Like a silent movie, the action takes place on a Saturday afternoon and evening on a ranch in the southwest. DeMille referred to her work as “a pastorale, a lyric joke,” and as The Cowgirl, Laurel Dalley Smith manages to be sassy and funny while displaying serious dancing talent. The piece flits from a Wyatt Earp TV set to a mariachi band to a barn dance, loving spoofs that straddle Broadway blockbuster musicals, classical ballet, and cowboy rodeo activities. In between are tastes of square dances, polkas, and couples pairing and unpairing. Screen projections that change from ranch to sunset to starry night to barn dance are effective without being hokey.

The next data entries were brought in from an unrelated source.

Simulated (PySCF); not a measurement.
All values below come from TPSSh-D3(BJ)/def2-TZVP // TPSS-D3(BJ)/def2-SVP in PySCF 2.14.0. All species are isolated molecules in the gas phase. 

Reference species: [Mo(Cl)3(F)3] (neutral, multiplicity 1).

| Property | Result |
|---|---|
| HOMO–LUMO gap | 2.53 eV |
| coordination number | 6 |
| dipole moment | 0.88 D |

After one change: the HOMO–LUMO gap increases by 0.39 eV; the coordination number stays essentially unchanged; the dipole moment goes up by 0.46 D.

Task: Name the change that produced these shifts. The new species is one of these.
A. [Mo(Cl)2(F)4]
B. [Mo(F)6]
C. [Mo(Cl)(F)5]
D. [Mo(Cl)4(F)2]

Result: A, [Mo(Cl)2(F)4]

Post intermission, the afore-described “Lamentations” is even more stunning on the heels of the slapstick-like “Rodeo.” So Young An, the recipient of the International Arts Award and the Grand Prize at the Korea National Ballet Grand Prix, is a talent to be reckoned with.
The evening ends with the 2024 piece, “The People.” Choreographed by Jamar Roberts, who describes his work as “part protest, part lament,” the piece resonates with references to American history. Dancers are both uplifting paeans to the hope and promise of American folk music and downtrodden, burdened examples of what can happen when America doesn’t live up to its promises. A new score by Pulitzer Prize-winning composer and American roots musician Rhiannon Giddens (arranged by Witcher) spotlights rich, throaty harmonies peppered with pockets of poignant silence.
The last time the Martha Graham Dance Company adorned Boston’s stage was in 2005. Judging from the exuberant standing ovation its 2024 audience bestowed last Friday evening, one can only hope they got the message that they have been away far too long.